Not only did NURTEC’s underwater technologies generate new oceanographic data and insights for scientists and resource managers, they also provided a window into the sea that engaged learners of all ages. These technologies immerse students, teachers and the general public into our watery world, with all of its beauty, complexity, fragility and challenges. For 30 years NURTEC leveraged these technologies to develop formal and informal educational programs and products that brought the ocean and Great Lakes into classrooms and living rooms. Below are summaries of some of the educational projects supported by NURTEC.

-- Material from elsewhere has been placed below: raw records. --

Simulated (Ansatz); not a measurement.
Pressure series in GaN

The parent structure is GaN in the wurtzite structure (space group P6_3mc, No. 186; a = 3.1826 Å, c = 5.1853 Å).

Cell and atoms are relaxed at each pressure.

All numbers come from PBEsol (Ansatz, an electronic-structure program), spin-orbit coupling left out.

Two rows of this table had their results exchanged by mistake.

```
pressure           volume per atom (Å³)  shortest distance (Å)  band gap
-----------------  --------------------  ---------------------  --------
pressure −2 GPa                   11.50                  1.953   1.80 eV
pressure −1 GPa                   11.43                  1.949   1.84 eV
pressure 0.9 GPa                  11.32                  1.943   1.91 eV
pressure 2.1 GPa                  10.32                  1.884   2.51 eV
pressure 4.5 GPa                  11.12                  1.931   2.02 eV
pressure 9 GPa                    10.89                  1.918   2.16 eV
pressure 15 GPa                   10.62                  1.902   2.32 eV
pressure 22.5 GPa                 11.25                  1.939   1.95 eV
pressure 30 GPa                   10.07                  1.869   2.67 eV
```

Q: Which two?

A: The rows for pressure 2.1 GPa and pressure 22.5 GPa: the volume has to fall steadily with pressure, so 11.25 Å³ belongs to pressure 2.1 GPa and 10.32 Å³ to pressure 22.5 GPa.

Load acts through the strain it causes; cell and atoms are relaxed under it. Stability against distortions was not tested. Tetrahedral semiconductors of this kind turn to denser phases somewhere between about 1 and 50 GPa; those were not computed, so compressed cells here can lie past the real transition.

The Center collaborated with the University of Rhode Island on another NSF Innovative Technology Experiences for Students and Teachers (ITEST) project called MaTTS – Marine Technologies for Teachers and Students. MaTTS utilized many of the simple ocean technologies modified or developed by COSEE-TEK to engage students and provide teachers unique hands-on resources and activities to bring the ocean into the classroom. Click here for more information on MaTTS.
For five years NURTEC hosted a National Science Foundation (NSF) funded Center for Ocean Science Education Excellence (COSEE) with a focus on technology and engineering for knowledge (TEK). COSEE-TEK’s mission was to innovate and adapt approaches to improve the quality, availability, and impact of ocean science education by linking science, technology, and engineering to catalyze learning and communication of STEM topics for teachers, students, scientists, and the public. Click here for more information on COSEE-TEK. COSEE-TEK developed a number of low-cost, build it yourself technologies that allow teachers and students to work together to learn about ocean technologies and their role in ocean discovery. Some examples of these products include:
Aquanaut Program (1988-2007):
The Aquanaut Program (AP) was the brainchild of former National Undersea Research Center Director, Dick Cooper. Cooper challenged current NURTEC Director, Ivar Babb on his first day on the job in March,1988 to work with him to co-develop the AP. That spring a 14 students and 5 teachers were recruited from local Connecticut high schools and on June 11-12 each had the opportunity to experience a dive in the Delta submersible. From this experiential beginning the AP evolved into a hands-on, minds-on, at-sea research program that utilized some of the most advanced underwater technologies of the day to support student and teacher research projects. Researchers from academia and federal agencies were also recruited to serve as research mentors – providing guidance, instruction and role models for the students. Many of the researchers used the AP to pilot novel research ideas and approaches, further immersing the teachers and students in the scientific process.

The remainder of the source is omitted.